The Competitive Edge: Generational Analysis
Staying competitive in the marketplace is an ongoing practice for most organizations. Competitor analysis, pricing analysis, market and economic analysis, we devote the time, manpower and research dollars to understand our competitive place in our industry. But, yet many times we fail to conduct a generational analysis of our marketplace. Who is the next generation of decision makers that will change or influence your industry?
While we struggle with keeping our current generation of leaders innovative and customers satisfied, we fail to think strategically how the next wave of generations will lead or how will we convince them to choose our product or service. Rarely, do we start to develop strategies that will keep our organization solid for years beyond our leadership. Understanding the next generation of decision makers and their social values, their lifestyles and priorities, their aspirations gives an organization a competitive edge. Developing services and products and marketing strategies to stay relevant to the next generation can enhance a brand’s image as a leader in their market space.
So who is this next generation of what we call Millennials (18 years old – 29 years old)?
This generation of well connected, confident, and change agents are on track to be the most educated generation of our time. They will be known as the “always connected” generation as they are tied to their digital technology and social media. Seventy-five percent of all Millennials have a profile on a social media platform and eighty percent say they actually sleep with their phones so they have quick access to social media, text messages, emails, music, etc. Based on extensive research by Pew Research Center, a non-partisan fact tank, most other generations see Millennials as the most distinctive generation because of their use of technology.

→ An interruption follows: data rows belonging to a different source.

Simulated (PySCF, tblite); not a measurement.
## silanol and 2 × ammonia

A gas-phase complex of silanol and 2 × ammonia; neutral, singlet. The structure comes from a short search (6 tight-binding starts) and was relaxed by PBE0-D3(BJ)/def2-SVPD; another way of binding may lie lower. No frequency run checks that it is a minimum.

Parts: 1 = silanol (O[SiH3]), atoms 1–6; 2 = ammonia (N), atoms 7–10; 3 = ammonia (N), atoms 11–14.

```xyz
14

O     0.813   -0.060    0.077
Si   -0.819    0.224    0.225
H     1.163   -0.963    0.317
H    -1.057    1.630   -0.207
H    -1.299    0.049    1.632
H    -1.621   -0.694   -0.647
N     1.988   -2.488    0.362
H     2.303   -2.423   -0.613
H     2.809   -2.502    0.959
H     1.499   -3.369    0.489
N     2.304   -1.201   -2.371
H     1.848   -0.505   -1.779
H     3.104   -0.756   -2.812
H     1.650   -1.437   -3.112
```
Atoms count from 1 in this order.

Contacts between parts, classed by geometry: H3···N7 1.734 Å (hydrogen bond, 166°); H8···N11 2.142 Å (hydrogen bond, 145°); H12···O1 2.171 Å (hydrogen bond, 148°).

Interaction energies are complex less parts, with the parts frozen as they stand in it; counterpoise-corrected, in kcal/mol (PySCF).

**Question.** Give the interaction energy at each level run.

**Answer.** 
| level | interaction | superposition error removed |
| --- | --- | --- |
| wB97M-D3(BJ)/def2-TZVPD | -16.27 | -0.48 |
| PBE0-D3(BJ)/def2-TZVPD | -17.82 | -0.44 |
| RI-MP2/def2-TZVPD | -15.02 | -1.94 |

While Millennials have a confidence of being innovators of change they have a high regard and respect for the older generations and acknowledge that past generations have a stronger work ethic than themselves. They are willing to be mentored. The advantage of this information for an organization is that while Social and Mobile Media is still in its early adoptions stages, the older generation may have found an avenue to reach its successors.
Not only can the current generation begin to communicate using Social and Mobile Media, their organizations values and mission statements, they can also begin to instill the value of their product and service. Utilizing the modern tools and technologies to relate and communicate with this newest generation will help companies create the longevity they hope for.
How are you building new media into your strategic marketing plans?